Why AI for AML has moved from speculation to production

In 2016, there was much more skepticism of using machine learning in anti-money laundering. Now, in 2019, we constantly receive RFP/RFIs for KYC/AML risk screening solutions with embedded machine learning. Regulators already review machine learning systems in production. The Joint Statement released last year clearly stated that AI and digital identity are the future of the compliance industry and encouraged innovation by de-risking experiments with technological vendors within regulatory sandboxes.

At Merlon, we’ve been building and running mission critical machine learning risk screening systems for AML/KYC for a few years. We’ve learned a lot about the issues that arise, and joined a panel hosted by Penny Crossman from American Banker back in March to share our thoughts about AI In Regtech. Below we’ve unpacked the thoughts in this panel in greater detail to share our experiences of production machine learning models for KYC/AML at tier 1 global banks.
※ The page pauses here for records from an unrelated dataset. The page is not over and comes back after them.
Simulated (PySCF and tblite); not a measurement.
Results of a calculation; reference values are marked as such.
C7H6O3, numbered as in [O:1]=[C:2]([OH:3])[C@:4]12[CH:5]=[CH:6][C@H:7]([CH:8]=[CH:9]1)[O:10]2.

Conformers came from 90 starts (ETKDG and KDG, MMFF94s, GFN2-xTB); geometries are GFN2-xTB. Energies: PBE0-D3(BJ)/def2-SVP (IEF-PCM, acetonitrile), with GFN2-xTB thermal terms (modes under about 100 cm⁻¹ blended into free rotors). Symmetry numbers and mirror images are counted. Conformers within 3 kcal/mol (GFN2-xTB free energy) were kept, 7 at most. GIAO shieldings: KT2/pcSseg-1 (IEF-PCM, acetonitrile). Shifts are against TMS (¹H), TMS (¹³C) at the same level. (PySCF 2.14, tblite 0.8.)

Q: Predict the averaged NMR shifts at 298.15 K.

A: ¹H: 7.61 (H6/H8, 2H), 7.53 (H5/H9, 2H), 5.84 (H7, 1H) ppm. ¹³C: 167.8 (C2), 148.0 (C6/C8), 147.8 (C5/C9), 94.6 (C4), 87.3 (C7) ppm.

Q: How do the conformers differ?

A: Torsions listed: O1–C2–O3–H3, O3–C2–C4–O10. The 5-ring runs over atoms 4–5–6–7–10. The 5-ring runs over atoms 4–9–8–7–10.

Why AI for AML has moved from speculation to production

Big market, perfect timing

About $4.38T (or 5% of global GDP) is annually laundered, according to the UN Office of Drugs and Crime. It’s estimated that the global financial services system spends as much as $100B each year on financial crime compliance, but is still suffering $35B in annual regulatory fines. The escalating operating costs, fines, and risk have finally grown to the point where stakeholders are catalyzed to take new action.

The good news is that the high risk, time allocated, and rising costs all stem from the same problem, and it’s fixable — inefficient legacy risk screening engines: decades-old tech underlies the query engines and rules engines used in KYC and transaction monitoring.

The drive to embrace ML has been faster than expected

When we started Merlon back in 2016 there was much more skepticism of using machine learning in anti-money laundering. Now, in 2019, we receive lots of RFP/RFIs for risk screening solutions with embedded machine learning in KYC/AML with an efficiency business case.

We underestimated how fast the change would come. The mainstream view is that regulators are risk averse, not tech savvy, and therefore afraid of machine learning systems. We found the actual reality to be that regulators are thoughtful, forward looking, already review machine learning systems in production, and encourage and provide sandboxes for ML models.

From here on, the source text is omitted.